Monday, June 11, 2007

RSVP Tasting: Rhone Varietals Abroad


Wine Chateau de Serame 2004
From Corbieres, France
Price $18.21 (BC Liquor Stores)
Alcohol Content 13.5%
New-world style well-managed by an old-world producer: fruit is big both on the nose and the palate, but somehow avoids the kind of steroid-induced muscle that overwhelms you. Designed for the multitudes; the multitudes around this particular table all enjoyed it. One caveat: a bit pricey; but then, this is BC.

Wine Peter Lehman Barossa Shiraz 2004
From Australia
Price 24.99 (BC Liquor Stores)
Alcohol Content 14.5%
Big, big, big. Did I say big? This is a bulldozer of a wine—forget your meal unless it’s mutton with 1000 cloves of garlic. Or chocolate. Well-made, and the strength isn’t ham-handed either, but you get a dazed rather than lingering finish—you’ve been laid out by what came before. Pretend it’s a dry desert wine and drink it from tiny glasses.

Wine Torres Catalunya Sangre de Toro 2004
From Spain
Price $12.99 (BC Liquor Stores)
Alcohol Content 13.5%
Slight nose; sweet attack not unlike a more modest version of the Corbieres above, although the tannins are a little harsh; a bit older-world. Our host even found notes of “green tobacco-leaf”; consensus was that it was not bad for the price, although we were reminded by our Godfather (and merchant) that he sold four equivalent labels for less. “Torres hasn’t kept up.”

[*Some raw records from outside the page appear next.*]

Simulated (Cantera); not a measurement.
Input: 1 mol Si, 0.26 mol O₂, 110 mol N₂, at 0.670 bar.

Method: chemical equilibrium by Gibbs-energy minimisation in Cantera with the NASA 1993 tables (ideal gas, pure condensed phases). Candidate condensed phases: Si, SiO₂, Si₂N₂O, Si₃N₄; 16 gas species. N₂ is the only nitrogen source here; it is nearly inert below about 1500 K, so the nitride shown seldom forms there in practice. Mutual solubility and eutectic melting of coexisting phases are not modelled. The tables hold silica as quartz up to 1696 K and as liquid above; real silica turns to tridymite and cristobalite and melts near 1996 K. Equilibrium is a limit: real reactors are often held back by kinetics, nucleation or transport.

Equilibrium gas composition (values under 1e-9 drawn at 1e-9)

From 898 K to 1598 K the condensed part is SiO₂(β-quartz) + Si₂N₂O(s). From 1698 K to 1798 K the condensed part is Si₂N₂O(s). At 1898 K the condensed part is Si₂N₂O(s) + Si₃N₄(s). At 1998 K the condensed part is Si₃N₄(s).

Wine Chateau de Valcombe Costieres de Nimes 2003
From France
Price $16.40 (Spinnakers, BC)
Alcohol Content 13.5%
Grenache/Syrah blend. A slightly fishy, gamy nose hints at a seriousness of purpose not really followed up on the palate. Biting tannins led to a quick finish in a fashion described by one taster as ‘linear’. No huge enthusiasm from the group, although at least one person wanted to try it with food employing thyme and rosemary.

Wine La Veille Ferme Cotes du Ventoux 2005
From France
Price $13.99 (BC Liquor Stores)
Alcohol Content 13.5
Widely available and widely known (116,000 cases of this were made in 2005) this wine nevertheless repays your attention—especially in the context of the BC reds with which it’s competing. Briefly, their ‘simple and pleasant’ is better than our ‘simple and pleasant’—this is a meant to be a younger cousin to a Chateauneuf-de-Pape, and the Cotes de Ventoux growers and winemakers have enough skill and tradition to draw on that they nail it beautifully. At Ontario prices ($11.65) this is a world-beater.

Wine D’Arenberg The Stump Jump Grenache/Shiraz/Mourvedre 2005
From Australia
Price $16.06 (Spinnakers, BC)
Alcohol Content 14.0%
Nose hints at the big fruit to follow; palate big, but a bit dumb and one-dimensional. Sweet fruit skates along the edge of blandness. Serviceable.


Wine Boekenhoutskloof The Wolftrap 2004
From South Africa
Price $16.06
Alcohol Content 14.0%
Dry mineral nose; lots of fruit on the palate, but not over the top; nicely balanced with some tartness and a more savory fruit style. Comments (everybody had something to say) ranged from “funky” to “rustic—not a techie wine” to “bridges the old and new worlds”. Consensus favorite of the tasting; people hung around to finish the bottle.